Welcome to the Sunshine State of Florida! It draws our interest as stop Number Two on our Greatest Road Trip Ever Taken. Florida, with almost 20 million residents is the third most populous state behind California and Texas. There, we’ve already surprised you. Florida has just a handful more people than does New York.
The State Capital of Florida is Tallahassee. The largest city is Jacksonville, and the largest Metro area is Miami. Tampa ranks third in city size. Other cities with populations exceeding 100,000 include:
Port St. Lucie
You have noticed by now that this isn’t Alaska. In fact, with this many folks in a state that ranks 22nd in land mass, Florida is one of the quintessentially urban states on our trip.

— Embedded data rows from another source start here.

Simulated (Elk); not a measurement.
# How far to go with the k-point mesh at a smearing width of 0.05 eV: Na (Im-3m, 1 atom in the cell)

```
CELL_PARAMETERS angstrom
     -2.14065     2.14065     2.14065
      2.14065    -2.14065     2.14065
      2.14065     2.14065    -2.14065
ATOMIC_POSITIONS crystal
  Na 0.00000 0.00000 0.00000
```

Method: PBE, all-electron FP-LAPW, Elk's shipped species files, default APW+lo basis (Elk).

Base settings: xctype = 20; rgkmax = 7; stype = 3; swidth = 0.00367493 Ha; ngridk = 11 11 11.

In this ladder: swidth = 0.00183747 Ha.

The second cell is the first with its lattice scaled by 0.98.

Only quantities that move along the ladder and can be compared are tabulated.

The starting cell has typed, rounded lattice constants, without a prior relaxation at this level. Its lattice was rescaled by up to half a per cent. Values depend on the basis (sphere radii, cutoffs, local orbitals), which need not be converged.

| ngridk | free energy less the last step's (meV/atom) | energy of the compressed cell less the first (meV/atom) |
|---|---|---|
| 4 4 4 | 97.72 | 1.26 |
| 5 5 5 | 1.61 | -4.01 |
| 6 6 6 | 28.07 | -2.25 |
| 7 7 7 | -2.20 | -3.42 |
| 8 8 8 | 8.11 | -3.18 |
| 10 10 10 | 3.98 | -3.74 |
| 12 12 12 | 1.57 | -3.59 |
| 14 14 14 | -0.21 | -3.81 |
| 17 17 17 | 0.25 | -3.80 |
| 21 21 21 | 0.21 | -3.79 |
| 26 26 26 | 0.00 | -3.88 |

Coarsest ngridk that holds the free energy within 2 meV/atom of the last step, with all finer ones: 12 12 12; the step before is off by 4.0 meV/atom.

Florida became the 27th state in the Union March 3, 1845. Just how it became a state is an interesting tale. Until 1810, Spain owned all of what is currently Florida. That’s when President James Madison said otherwise. First, he claimed the panhandle to be a part of the Louisiana Purchase. Later, when Spain struggled to control immigration, the Spanish government ceded the territory to the U.S.A.
Florida is the southernmost state in the contiguous 48 and the easternmost, as well. That said, most of Florida doesn’t feel as “southern” as Georgia, Alabama, Mississippi, etc. Nor is it as quintessentially “eastern” as its Atlantic neighbors on I-95. Due to its heavy influx of imports and transplants from other states, Florida is its own melting pot. The varying preferences, traditions, ethnicities, and even accents make it a delightful place to watch folks and listen to them tell their stories.
Floridians resist labels such as rural, urban, liberal, conservative, etc. They say, “We’re Florida, y’all (at least up north) come down and see us for yourself.”
The Plains states are renowned for being flat, but Florida knows flat! The highest point in the state is high atop towering (?) Britton Hill…345 feet above sea level. The lowest point is hundreds of sea level miles along the Atlantic and Gulf coasts. The geographic center of Florida is a mile north of Edgewood on the shores of Tower Lake.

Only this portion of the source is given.